Asking Financial Advisors the Right Questions
A single question, if it’s the right one, can provide considerable insight for individuals and families looking to choose the best financial advisor to serve their long-term objectives. And that question, in turn, can offer savvy, well-prepared advisors the perfect opportunity to differentiate their practices from a multitude of competitors.
With this in mind, we asked three of the top minds in the financial-advisory business, “What is the most important question for a client to ask of their financial advisor, and what does the advisor’s response to it reveal?”
Ric Edelman, co-founder and executive chairman, Edelman Financial Services
It’s a two-part question: Has your investment philosophy/strategy changed in the past 20 years, and if so, how? And do you personally own the investments that you recommend to your clients?”

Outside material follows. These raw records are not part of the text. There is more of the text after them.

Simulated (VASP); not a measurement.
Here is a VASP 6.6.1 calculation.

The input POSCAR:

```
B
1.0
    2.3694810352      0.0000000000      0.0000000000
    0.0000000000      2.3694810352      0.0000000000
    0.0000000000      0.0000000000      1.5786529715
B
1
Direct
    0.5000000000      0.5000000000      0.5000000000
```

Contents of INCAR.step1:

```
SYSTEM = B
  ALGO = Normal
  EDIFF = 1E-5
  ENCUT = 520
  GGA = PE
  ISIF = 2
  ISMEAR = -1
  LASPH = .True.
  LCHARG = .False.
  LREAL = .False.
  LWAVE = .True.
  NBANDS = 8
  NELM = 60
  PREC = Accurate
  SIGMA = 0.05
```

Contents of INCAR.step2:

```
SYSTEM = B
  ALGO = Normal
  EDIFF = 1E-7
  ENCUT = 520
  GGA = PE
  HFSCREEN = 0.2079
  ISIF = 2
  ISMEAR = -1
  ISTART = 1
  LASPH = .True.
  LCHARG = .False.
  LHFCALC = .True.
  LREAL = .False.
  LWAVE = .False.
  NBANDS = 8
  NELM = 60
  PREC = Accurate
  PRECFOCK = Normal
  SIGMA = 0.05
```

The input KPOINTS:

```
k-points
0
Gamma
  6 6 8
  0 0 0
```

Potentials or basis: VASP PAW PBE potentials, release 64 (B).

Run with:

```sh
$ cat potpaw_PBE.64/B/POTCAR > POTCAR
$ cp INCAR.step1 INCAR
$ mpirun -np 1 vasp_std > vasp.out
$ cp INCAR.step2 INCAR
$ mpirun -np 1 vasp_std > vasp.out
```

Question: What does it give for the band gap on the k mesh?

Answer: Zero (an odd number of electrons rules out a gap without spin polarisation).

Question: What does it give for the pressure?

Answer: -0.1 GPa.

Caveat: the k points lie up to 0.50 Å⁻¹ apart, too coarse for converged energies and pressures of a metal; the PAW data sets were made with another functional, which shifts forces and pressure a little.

You want an advisor who has been in this business since the 1990s—someone who has gone through the dot-com bubble bursting of 2000, 9/11, and the credit crisis of 2008. Only with that lens can you be confident that the advisor has the experience to understand what it’s like to manage assets and counsel clients during periods of unprecedented volatility, heightened uncertainty, and new depths of fear.
You don’t want the next crisis to be the first one that your advisor experiences. Instead, you want a skilled, tenured professional who can give you effective guidance, not someone who’s as new to this as you are.
And when you encounter an advisor with 20-plus years’ experience, you want to know that his or her advice has remained steadfast and consistent throughout these periods. That’s not to say that the specific investments might not have changed. But you do want to know that the approach itself is the same.
Many advisors are selling products or endorsing strategies that are vastly different from what they were promoting in the past—and they often changed ideas only after whatever they had been touting failed to deliver the returns they’d promised. This has to make you wonder if their current recommendations will one day fall victim to the same fate—leaving you with the same poor returns they gave previous clients.
And it’s key to ask if they own the investments they’re telling you to buy. Too many advisors don’t own what they promote—and you’d never want to dine at a restaurant if the chef refuses to eat there.
It’s important that your advisor’s goals and yours be aligned, and one of the best ways to do this is to insist that your advisor own the same investments that you own. Sure, the asset allocation might vary based on different needs, but that’s very different from working with an advisor who invests his or her money totally differently from how you’re investing yours.
Joe Duran, founder and CEO, United Capital Financial Partners
Ask, “How will I know if you’ve really earned your fee?”
If your advisor says he will outperform the market or build a financial plan, then you can probably find a better advisor. Great advisors earn their fees by helping you live the best financial life you can. They bring value by improving the way you make financial decisions in a dynamic, engaging, and interactive way. They give you a genuine sense of control over your financial life.
First, they start by understanding you (and your family) and what you want your life to be like. Second, they help you make trade-offs in an understandable way to help you optimize the choices you make. And lastly, they track, measure, and help you adjust as life unfolds.
They are mobile and connected to you through your phone 24/7 in every aspect of your financial life. If they can’t show you a system and set of tools that you can understand, then you’re relying on a yellow pad and the knowledge of one person.
Everyone wants more than they can have, and advisors worth their fees will help their clients live richly, not just help them die rich.
They will understand that money is fuel; it’s not a destination.
Dalal Maria Salomon, CEO and founding partner, Salomon & Ludwin
Here’s the question: Most advisors say they can create a financial plan. Beyond creating an initial plan—how do you make sure that the plan remains relevant to me and my family, and how do you incorporate it into our overall ongoing relationship?
And here’s the answer: Life is not stagnant, so your financial road map needs to change and transform accordingly. Whether it’s dealing with the cost of paying for unplanned health issues or preparing for a wedding of a child, new grandchildren, the desire for a second home, college-education expenses, or any myriad of possibilities—your advisor should be the first person you contact in order to incorporate those changes, desires, and needs into your financial plan.
Your plan should never be a one-time process that happens to fall only at the beginning of your relationship with your advisor. It should be discussed and tweaked at every opportunity to keep it relevant.
It is from this plan that so much of the money-management and cash-flow management decisions can be made.
For example, with a clear understanding of your financial requirements and when those requirements are needed, we can create a clear sense of dollars and dates. With enough foresight of those dollars and dates, lifestyle cash can be created at more opportune times.
For example, if the plan shows that $50,0000 is required for a new car in two years and the markets are hitting all-time highs—securities can be sold to raise that cash while markets are favorable (as opposed to waiting two years when the markets may be less favorable).
By understanding when and how much is needed, your advisor should be able to make thoughtful and logical cash-flow decisions on your behalf.